Workers Paradise

Topics: Ricardo Semler, Assembly line Pages: 9 (3237 words) Published: April 13, 2013
Worker's Paradise
(Retyped for clarity - Taken from Report on Business Magazine December 1993)

Richard Semler, 34, was given control of the Brazilian conglomerate Semco by his Austrian-born father 13 years ago. Since that time, sales have increased six fold and profits have jumped by 500%. Semler expects that in 1993, Semco, which is debt free, will earn about $4 million on sales of some $40 million. The firm has nearly 300 workers, with another 200 or so running "satellite" businesses that operate as subcontractors to Semco, and were set with its help. The Portuguese-language edition of Maverick, Semler’s account of the unorthodox management practices he has experimented with at Semco, has sold almost half a million copies. The English-language edition, from which this article is adapted, is published this fall by Warner Books.

Finally, a firm where the boss has taken a back seat and lets workers make the big decisions. Can the managerial experiment of a maverick Brazilian conglomerate serve as a model of genuine empowerment in northern climes?

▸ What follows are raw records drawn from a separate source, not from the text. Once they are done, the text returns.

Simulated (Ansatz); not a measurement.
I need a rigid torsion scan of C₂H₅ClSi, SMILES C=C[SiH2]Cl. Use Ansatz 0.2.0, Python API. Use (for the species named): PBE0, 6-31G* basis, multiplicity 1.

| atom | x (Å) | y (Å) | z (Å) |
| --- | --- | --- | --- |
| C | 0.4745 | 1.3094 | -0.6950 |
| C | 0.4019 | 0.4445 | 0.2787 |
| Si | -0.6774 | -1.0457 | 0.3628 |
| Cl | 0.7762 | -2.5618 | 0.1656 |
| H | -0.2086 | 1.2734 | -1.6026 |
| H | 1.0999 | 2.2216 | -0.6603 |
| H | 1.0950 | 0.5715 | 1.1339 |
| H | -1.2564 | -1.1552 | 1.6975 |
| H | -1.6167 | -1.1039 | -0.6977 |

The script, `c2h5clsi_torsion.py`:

Every Wednesday Afternoon, dozens of men and women file through the front gate on their way to a third floor meeting room at Semco, the company I lead in Sao Paulo, Brazil. The guard at the entrance has been expecting them. For years now, executives form some of the biggest and best-known companies in the world, IBM, Siemens, Mercedes-Benz and Yahsica among them, have been making an unlikely pilgrimage to our non-descript industrial complex on the outskirts of the city. Semco manufacturers an impressively varied roster of products, including pumps that can empty an oil tanker in a night, dishwashers capable of scrubbing 4100 plates an hour, mixer that blends everything from fuel to bubble gum, and entire biscuit factories, with 6000 separate components and 36 kilometers of wiring. But it’s not what Semco makes that has executives and management experts the world over waiting months for a chance to tour our plants and offices. It’s the way the people of Semco make it.

When I took over Semco from my father 13 years ago, it was a traditional company in every respect, with a pyramidal structure and a rule for every contingency. But today, our factory workers sometimes set their own production quotas and even come in on their own time to meet them, without prodding from management or overtime pay. They help redesign the products they make and formulate the marketing plan. Their bosses can run their business units with extraordinary freedom, determining business strategy without interference from the brass. They even set their own salaries, with no strings. Then again everyone will know what they are, since all financial information at Semco is openly discussed. To show we are serious about this, Semco, with the labour unions that represent our workers, developed a course to teach everyone, even messengers and cleaning people, to read balance sheets and cash flow statements.

For truly big decisions, such as buying another company, everyone at Semco gets a vote. A few years ago, when we wanted to relocate a factory, we closed down for a day and everyone piled into buses to inspect three possible new sites. Then the workers decided. Their choice hardly thrilled us, since it was next to a company that was frequently on strike. But while no one in management wanted front-row seats to a labour-management war, we moved in anyway. In the lobby of our headquarters, a standard-issue office building with four floors of steel and glass, there is a reception desk but no receptionist. We don’t think one is necessary, despite all our visitors. We don’t have secretaries either, or personal assistants. We don’t believe in cluttering the payroll with ungratifying, dead-end jobs. Everyone at Semco, even top management, fetches guests, stands over photocopiers, sends faxes, types letters and dials the phone. We don’t have executive dining rooms, and parking is strictly first-come,...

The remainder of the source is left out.